A few weeks ago we wrote about the short haul European routes to which British Airways is currently offering flying flat-bed business class seats.
Whilst those routes are temporary one-off flights using up spare long haul aircraft capacity there is one Heathrow route that is plied by widebody aircraft daily: London to Madrid.
Since both Iberia and British Airways are part of IAG they have long scheduled aircraft such as the Boeing 777, Airbus A350 and Airbus A340 between the two cities in order to ferry around cargo.
A serendipitious side effect means that anyone on these flights will enjoy the pleasures of a long haul cabin – in this case, flat bed seats in business class and potentially an upgrade to premium economy (or at least economy with seatback entertainment) if flying in economy.

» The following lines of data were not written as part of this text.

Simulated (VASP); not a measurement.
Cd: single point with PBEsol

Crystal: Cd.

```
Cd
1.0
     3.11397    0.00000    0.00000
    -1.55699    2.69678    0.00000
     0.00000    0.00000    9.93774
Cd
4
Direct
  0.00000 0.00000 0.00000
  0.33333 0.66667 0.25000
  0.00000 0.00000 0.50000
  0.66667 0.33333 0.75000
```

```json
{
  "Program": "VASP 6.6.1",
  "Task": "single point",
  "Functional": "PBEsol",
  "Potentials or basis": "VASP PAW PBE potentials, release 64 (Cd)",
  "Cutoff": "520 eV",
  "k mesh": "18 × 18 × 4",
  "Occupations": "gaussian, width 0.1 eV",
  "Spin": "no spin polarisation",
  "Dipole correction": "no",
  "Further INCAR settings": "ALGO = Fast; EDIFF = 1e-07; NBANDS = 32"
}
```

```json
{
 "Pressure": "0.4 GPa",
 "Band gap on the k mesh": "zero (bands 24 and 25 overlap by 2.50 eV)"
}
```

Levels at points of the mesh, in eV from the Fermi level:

It is only the aircraft itself that changes. Everything else remains the same – you get the exact same food service as you would on any other BA or Iberia London-Madrid flight and you don’t get an amenity kit or bedding set.
How to book an Iberia A350 from London to Madrid
Iberia received its first A350s in 2018 and they have been on and off the route since then. It is a great, low cost opportunity to try out both the A350 and Iberia’s business class seat all year round.
You can currently find the A350 scheduled on IB3166/IB3167 between London and Madrid. An A330 also plies IB3170/IB317 (the morning flight).
If booking with Avios then the Reward Flight Saver cost is 13,500 Avios plus £25 taxes and fees, one-way off peak. It is cheapest to book via ba.com and not via Iberia Plus as Iberia does not have Reward Flight Saver and taxes are higher.
Iberia business class on an A350
Iberia’s A350s sport a three class cabin comprising of 31 flat-bed business class seats, 24 premium economy seats and 293 economy seats.
Iberia went for a colour scheme of beige-greys, although this is lightened up with the bright red in-flight entertainment screens when you board:
Seats in the business class cabin are arranged in a 1-2-1 layout with direct aisle access for everyone. Iberia selected the Stelia Solstys seat which has a staggered configuration resulting in alternating rows of seats.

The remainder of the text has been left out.